At around the same time on Thursday, three men were beaten by a gang wielding bats and iron bars in teh Clon Dara area of the city.

And on Friday, a 25-year-old man was shot in the leg after three masked men entered a house in Mimosa Court in Gobnascale, in the Waterside area of Londonderry.

Fr Joe Gormley, who spoke out strongly against dissident republicans following the murder of 29-year-old journalist Lyra McKee during rioting in Creggan just over four months ago, described the “fear factor” in the city following the string of attacks.

Speaking on BBC Radio Foyle on Monday morning, he said: “The fear factor that is often created maybe tries to keep people silent and people sometimes need a voice to say socially unacceptable behaviour is not acceptable, nor is any reaction to it which involves violence. That has to be said loud and clear.”

He continued: “It’s not quite clear who did this. There’s some disupute about as to whether paramilitaries were actually behind this. But to whoever did it - beating up anybody has never changed anybody’s behaviour or releived them of addiction.”

Asked if he would like to see more police patrols in the Creggan area, Fr Gormley said: “Definitely. I know police are making efforts to do that in terms of more commnuity involvement that might just not be on stream yet, it’s on the way. But it’s not just police, it’s all of us. Police are the emergency responders when the thing’s happened. There’s deeper questions that need to be asked here, really deep questions that are not being asked that we all have to answer. We all have a part to play in that so we’re not getting into a spiral of violence.”

PSNI Chief Inspector Johnny Hunter also spoke on BBC Radio Foyle on Monday morning.
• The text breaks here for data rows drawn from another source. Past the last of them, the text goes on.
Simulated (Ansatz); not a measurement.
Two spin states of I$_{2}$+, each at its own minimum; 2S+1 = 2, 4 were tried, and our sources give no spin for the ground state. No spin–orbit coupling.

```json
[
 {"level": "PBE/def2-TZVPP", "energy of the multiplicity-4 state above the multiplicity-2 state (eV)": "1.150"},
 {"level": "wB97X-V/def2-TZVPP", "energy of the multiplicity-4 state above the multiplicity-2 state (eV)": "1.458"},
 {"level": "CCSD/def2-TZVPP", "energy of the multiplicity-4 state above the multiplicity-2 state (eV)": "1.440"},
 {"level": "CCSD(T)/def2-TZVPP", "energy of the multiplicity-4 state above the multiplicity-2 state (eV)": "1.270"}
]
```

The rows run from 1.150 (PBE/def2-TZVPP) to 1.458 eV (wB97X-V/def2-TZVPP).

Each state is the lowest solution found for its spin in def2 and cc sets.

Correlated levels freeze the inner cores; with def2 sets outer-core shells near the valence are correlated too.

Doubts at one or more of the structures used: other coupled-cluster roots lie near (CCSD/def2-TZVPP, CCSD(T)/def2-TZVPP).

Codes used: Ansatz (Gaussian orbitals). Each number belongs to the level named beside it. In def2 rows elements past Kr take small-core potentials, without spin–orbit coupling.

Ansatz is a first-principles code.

“I believe none of the injuries are life threatening but the trauma of the physical and psychological injuries will stay with these people and, indeed, their family members and others who were present when these attacks took place,” he said.

“We are liaising with those people at this time but I don’t believe the injuries are life threatening or life changing.”

He continued: “I think there is a fear factor here. If you look at these attacks, historically, that are carried out by these people - they don’t tackle the root cause. There are deeper causes here. This does not sort out crime or anti-social behaviour. Whatever the perception is these people may or may not have been involved in - this only adds to it. That’s all I can say.

“We need your help here. Listening to Father Gormley there - this is not just for police. This is for the entire community. Nobody wants this type of thuggery on our streets here. These people are accountable to no one for their actions.”